Mgk Says Yungblud Was Behind FIX UR FACE Lyric With Fred Durst

Mgk Says Yungblud Was Behind FIX UR FACE Lyric With Fred Durst

mgk says a line in “FIX UR FACE” with Fred Durst was aimed at Yungblud, turning a debated lyric into a straight answer. He tied it to loyalty after saying he felt hurt when Yungblud did not defend him during a 2024 episode of The Osbournes podcast.

“The song is three minutes of lines about different things but yeah, the specific line, loyalty is really the only thing that matters,” mgk said on The Garza Podcast. He pointed to the line, “Mickey Mouse kids turned rockstars / Leaving private schools, tryna be outlaws,” after teasing that there was “one particular line going over your heads.”

mgk on loyalty and hurt

“When I open my heart that means I'm vulnerable and I let you in. And so when someone's given an opportunity to defend their friend and they don't, then that breaks my heart,” mgk said. He added, “It shatters me. Be my friend in public the same way that you are in private.”

That is the clearest explanation yet for why the lyric landed as a shot rather than a generic barb. mgk was not describing a random feud; he was attaching the line to a specific breach of trust and making loyalty the point of the verse.

The Osbournes episode in 2024

In 2024, Kelly and Sharon Osbourne criticized mgk while Yungblud was a guest on The Osbournes podcast. mgk said Yungblud did not defend him in that moment, and that silence became the part he could not shake.
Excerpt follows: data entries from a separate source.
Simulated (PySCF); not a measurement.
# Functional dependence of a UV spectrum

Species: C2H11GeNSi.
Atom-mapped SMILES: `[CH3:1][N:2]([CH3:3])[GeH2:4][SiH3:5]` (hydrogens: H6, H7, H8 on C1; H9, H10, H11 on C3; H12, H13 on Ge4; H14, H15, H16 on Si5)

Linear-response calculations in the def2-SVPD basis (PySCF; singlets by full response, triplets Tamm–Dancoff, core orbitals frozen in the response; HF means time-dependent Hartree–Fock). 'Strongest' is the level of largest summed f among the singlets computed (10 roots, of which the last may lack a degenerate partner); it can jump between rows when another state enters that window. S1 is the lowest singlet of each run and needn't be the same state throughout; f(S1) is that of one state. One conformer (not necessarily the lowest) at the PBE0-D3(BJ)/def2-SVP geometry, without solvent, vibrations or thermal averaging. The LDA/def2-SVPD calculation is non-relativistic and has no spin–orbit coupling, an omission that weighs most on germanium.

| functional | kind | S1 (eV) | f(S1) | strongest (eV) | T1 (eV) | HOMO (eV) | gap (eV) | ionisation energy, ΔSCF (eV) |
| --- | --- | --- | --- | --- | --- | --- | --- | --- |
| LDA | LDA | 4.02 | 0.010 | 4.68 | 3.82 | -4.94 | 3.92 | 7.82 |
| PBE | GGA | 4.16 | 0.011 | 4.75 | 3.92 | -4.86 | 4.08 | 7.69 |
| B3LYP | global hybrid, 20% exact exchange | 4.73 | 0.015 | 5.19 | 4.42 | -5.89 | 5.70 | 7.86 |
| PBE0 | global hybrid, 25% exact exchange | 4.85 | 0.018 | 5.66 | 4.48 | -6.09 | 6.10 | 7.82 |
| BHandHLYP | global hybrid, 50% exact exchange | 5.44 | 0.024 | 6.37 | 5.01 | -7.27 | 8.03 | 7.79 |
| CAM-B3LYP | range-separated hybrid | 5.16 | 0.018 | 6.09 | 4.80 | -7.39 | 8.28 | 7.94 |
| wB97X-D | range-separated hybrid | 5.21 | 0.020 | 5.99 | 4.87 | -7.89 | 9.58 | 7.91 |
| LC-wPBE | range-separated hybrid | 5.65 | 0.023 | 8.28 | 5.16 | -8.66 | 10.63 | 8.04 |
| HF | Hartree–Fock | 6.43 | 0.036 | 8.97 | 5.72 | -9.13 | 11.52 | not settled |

“That shit hurt me but that is that,” he said. When asked whether it makes it hard to trust people, he replied, “I forgive man. Like, I forgive like... I forgive.”

What the lyric now means

The phrase “Mickey Mouse kids” was described as a nod to Yungblud’s pre-music career, including Ackworth School, the Arts Educational School in London, and his time on the Disney drama and mystery series The Lodge. He also recorded “Tell It Like It Is” for The Lodge soundtrack, which makes the lyric’s school-and-show reference more pointed than a casual insult.

For listeners, the value here is clarity: the line was not just a rhyme to decode, but a grievance about public loyalty that mgk says he has already forgiven. The debate around “FIX UR FACE” now shifts from guessing at targets to reading the lyric in the context of a friendship that turned public, then brittle.